Most important relevant to this op, however, is the fact of the tree of life. That exist by grace. No matter what else Adam and Eve did or did not do the tree of life was there for them and it was there for them by grace and grace alone. Some have argued it was a reward for good work or good performance but that is a complete falsehood, proven incorrect by God's statement A&E were free to eat from any tree in the garden except the forbidden one (Gen 2:16-17). Later in scripture we learn that the tree of life is Jesus or perhaps, more specifically, the resurrection (which may be a difference without distinction since Jesus is the resurrection). Much later in scripture, when Abraham has his vision of the covenant God has initiated involving him, he sees the symbols of God (smoke and fire) walking through a description of a suzerain covenant. in this vision the symbols of God proceed through the halved carcasses pledging fealty to God - God pledging fealty to God. Abraham is not the one walking through the sundered meat! Due to Paul's writings we know that covenant was made with Abraham and Jesus. Through Luke and Peter's writings we know the role Jesus would play was foreknown before any human had been created.

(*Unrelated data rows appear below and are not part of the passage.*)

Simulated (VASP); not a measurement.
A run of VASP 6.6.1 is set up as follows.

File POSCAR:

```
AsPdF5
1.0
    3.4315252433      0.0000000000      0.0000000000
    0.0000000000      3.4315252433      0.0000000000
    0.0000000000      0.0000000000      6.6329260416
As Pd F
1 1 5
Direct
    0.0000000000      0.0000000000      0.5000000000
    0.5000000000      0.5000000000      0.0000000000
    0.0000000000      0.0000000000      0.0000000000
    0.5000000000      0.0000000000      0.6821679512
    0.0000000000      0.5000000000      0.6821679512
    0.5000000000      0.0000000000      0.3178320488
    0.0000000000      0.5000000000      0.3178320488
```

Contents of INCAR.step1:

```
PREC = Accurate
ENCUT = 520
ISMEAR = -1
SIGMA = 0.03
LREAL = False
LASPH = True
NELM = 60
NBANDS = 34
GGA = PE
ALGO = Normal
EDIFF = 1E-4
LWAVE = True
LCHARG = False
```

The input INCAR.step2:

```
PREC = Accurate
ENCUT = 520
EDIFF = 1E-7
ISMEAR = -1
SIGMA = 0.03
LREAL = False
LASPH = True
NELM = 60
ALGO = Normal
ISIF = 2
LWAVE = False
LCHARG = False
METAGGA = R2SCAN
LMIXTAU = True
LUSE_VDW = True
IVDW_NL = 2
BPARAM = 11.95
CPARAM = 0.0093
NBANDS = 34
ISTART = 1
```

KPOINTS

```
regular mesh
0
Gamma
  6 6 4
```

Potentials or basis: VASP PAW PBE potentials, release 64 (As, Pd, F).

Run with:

All of it decided before a single atom was spoken into existence and all of it revealed to us incrementally in increasing revelation until we reach the other side of resurrection and know all.



I am posting this just so everyone knows it is possible to subscribe to Covenant Theology without also subscribing to a covenant of works. I post this because if you disagree with the op it does not mean you're not a covenantalist. I post that last statement because everyone here knows my disdain for Dispensationalism and my similar criticism Dispensationalism makes up stuff nowhere found in scripture. Just as there is no mention of "covenant of works," scripture never labels the assumed errors as dispensations but it does label them with the term covenant. It's not okay to make up stuff without some degree of actual statement from scripture, imo.

I will repost this in a separate op so this op doesn't get highjacked by comment inquiry from this post. Don't expect me to explain this post here. @Arial can field any op-relevant inquiries, asserting, explaining and defending the covenant of works as she sees fit.

Grace.

All of creation exists grace, it existed by grace before a single work was required, and it is only by grace any work was commanded, expected, and/or enabled.













*For those with an interest the writings and videos of Stephen Wellum are a good introduction to CP.
.
Thank you, brother. Beautifully said.

All by grace, all of it the work of God.